Another week, another silly online poll. This week, it was UK music site Music Radar, who conducted a poll amongst their readers as to the best bassline ever. As with every other UK-based online poll, the winner, of course, was Muse, who can add this “prize” to their oh-so-richly-deserved NME titles for “Best Lyricist Ever” and “Best Guitarist Ever” — if NME ever ran a poll for “Best 24-Piece Chinese Traditional Ensemble,” Muse would probably win that, too. Anyway, it’s almost too easy to poke holes in these things, but this one does seem particularly absurd. While there are a couple of reasonable choices in Music Radar’s top 10 (Pink Floyd’s instantly recognizable “Money,” Michael Jackson’s dancefloor-filling “Billie Jean”), there are more omissions than you can point a stick at. Most notably, apart from Michael, there’s nothing at all in the top 10 from the worlds of funk, hip hop, reggae, drum ‘n’ bass or anything else that doesn’t involve a long-haired dude plucking away in a 4/4 rhythm. So we’ve taken the liberty of assembling 10 of our own fine bass-toting moments from outside the narrow confines of rock ‘n’ roll. And yes, we’re sure we’ve forgotten someone. So what are your nominations?

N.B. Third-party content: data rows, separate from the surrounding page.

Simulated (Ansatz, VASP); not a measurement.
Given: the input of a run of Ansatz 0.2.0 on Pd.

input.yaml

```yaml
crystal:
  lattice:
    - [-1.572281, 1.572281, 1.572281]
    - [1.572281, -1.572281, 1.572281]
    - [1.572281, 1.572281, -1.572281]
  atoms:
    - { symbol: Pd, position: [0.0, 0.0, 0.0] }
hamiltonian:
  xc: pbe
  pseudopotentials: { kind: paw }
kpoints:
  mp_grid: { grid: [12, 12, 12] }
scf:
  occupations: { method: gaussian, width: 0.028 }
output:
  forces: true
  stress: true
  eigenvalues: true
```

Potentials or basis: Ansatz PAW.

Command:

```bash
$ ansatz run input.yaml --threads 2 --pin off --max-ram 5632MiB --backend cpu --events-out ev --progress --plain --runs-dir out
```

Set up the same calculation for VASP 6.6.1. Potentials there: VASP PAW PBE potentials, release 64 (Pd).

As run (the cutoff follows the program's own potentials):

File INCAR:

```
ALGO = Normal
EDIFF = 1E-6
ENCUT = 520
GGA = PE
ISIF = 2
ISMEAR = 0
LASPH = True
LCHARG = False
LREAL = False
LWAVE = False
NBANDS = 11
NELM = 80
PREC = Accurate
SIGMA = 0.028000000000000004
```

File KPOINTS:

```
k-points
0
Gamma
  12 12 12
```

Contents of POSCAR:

Rick James — “Super Freak”
Yes, yes, cocaine is indeed a hell of a drug. But before Rick James was a crack pipe-toting punchline, he was a superstar, and this song was his biggest hit. The reason why? That bassline — later sampled, lest we forget, by MC Hammer. Indeed, it’s amazing how many iconic funk basslines you probably first heard in hip-hop songs — take the walking bassline that underpins Chic’s “Good Times” and also turns up in the Sugarhill Gang’s “Rapper’s Delight,” or George Clinton’s “Atomic Dog” (which you may know as Snoop Doggy Dogg’s “Who Am I (What’s My Name?)”) and countless others. And, of course, it’s not just funk…
Liquid Liquid — “Cavern”
It’s amazing what you can do with two notes, isn’t it? This is probably best remembered for being sampled by Grandmaster Flash and Melle Mel for their 1983 hip hop landmark “White Lines (Don’t Do It),” but its original incarnation is a moody post-punk masterpiece that evokes cold, seedy NYC clubs and graffiti-daubed subway cars.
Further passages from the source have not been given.